The Walt Disney Company reported their earnings for the fourth quarter (Q4) and fiscal year 2017 which ended on September 30, 2017. Revenue for the fiscal year dropped 1% to $55.1 billion with the quarter down 3% to 12.7 billion. Net income dropped 4% for the year to a record $8.9 billion with the quarter dipping 1% to 1.75 billion.
“No other entertainment company is better equipped to navigate the ever-evolving media landscape, thanks to our unparalleled collection of brands and franchises and our ability to leverage IP across our entire company,” said Robert A. Iger, Chairman and Chief Executive Officer, The Walt Disney Company. “We look forward to launching our first direct-to-consumer streaming service in the new year, and we will continue to invest for the future and take the smart risks required to deliver shareholder value.”

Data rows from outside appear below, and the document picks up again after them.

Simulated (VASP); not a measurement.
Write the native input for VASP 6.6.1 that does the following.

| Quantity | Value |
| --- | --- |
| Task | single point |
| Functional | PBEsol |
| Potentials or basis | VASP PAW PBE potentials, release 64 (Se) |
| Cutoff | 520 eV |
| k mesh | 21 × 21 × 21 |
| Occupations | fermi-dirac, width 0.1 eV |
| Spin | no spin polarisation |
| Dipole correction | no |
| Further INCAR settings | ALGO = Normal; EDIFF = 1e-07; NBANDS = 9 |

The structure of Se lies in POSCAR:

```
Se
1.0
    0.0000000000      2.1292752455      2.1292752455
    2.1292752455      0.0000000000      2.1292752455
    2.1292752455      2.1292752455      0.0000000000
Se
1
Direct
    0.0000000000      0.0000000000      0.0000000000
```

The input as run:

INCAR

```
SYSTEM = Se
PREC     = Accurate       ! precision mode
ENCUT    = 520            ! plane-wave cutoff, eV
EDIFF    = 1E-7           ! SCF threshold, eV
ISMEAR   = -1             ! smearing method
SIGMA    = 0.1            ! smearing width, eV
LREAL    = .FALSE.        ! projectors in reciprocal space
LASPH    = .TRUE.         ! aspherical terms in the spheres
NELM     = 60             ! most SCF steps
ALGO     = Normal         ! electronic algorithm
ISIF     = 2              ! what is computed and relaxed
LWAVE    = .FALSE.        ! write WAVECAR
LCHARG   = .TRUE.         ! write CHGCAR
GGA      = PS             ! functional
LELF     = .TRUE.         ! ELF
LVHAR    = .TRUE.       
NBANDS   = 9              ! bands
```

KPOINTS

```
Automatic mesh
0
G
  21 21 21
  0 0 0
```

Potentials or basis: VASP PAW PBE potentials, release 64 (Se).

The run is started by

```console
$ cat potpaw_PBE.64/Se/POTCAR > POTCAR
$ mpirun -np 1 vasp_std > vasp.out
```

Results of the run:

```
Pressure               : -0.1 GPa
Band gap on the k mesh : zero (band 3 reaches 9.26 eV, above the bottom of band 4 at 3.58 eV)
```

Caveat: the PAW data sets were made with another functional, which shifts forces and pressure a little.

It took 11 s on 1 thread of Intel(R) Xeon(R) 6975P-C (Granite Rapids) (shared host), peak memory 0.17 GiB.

The Parks and Resorts segment (which includes Disney Cruise Line) saw revenues for the quarter increase 6% to $4.7 billion, and segment operating income increase 7% to $746 million. Operating income growth for the quarter was due to an increase at Disney’s international operations, partially offset by a decrease at domestic operations, which were unfavorably impacted by Hurricane Irma. As a result of the hurricane, Walt Disney World Resort was closed for two days, and Disney Cruise Line canceled three cruise itineraries and shortened two others.
Hurricane Irma led to a $100 million operating income hit between Walt Disney World and Disney Cruise Line operations. Additionally, Hurricane Irma resulted in a 3% drop in year over year domestic guest visits.
Results at the international operations were due to growth at Disneyland Paris and Shanghai Disney Resort. The improvement at Disneyland Paris reflected increases in attendance, guest spending and occupied room nights, partially offset by higher costs, driven by the 25th Anniversary celebration, and a loss from its 50% joint venture interest in Villages Nature. Guest spending growth was primarily due to higher average ticket prices and food and beverage spending. The increase at Shanghai Disney Resort was due to attendance growth and lower marketing costs, partially offset by lower average ticket prices. The decrease in marketing costs reflected costs associated with the grand opening of Shanghai Disney Resort in the prior year.
The decrease in operating income at Disney’s domestic operations was driven by lower results at Walt Disney World Resort, partially offset by an increase at our cruise line, growth at Disneyland Resort and higher sales of vacation club units.
Lower results at Walt Disney World Resort were driven by higher costs and fewer occupied room nights, partially offset by growth in guest spending and attendance, although both were negatively impacted by Hurricane Irma. Higher costs were primarily due to increases in labor and employee benefits, depreciation and marketing. Guest spending growth was due to increased food and beverage spending and higher average daily hotel room rates. Available hotel room nights were lower due to refurbishments and conversions to vacation club units.
Growth at Disney Cruise Line resulted from higher average ticket prices.
Higher results at Disneyland Resort were due to increases in guest spending and attendance, partially offset by higher costs for new guest offerings and marketing. The increase in guest spending was primarily due to higher average ticket prices.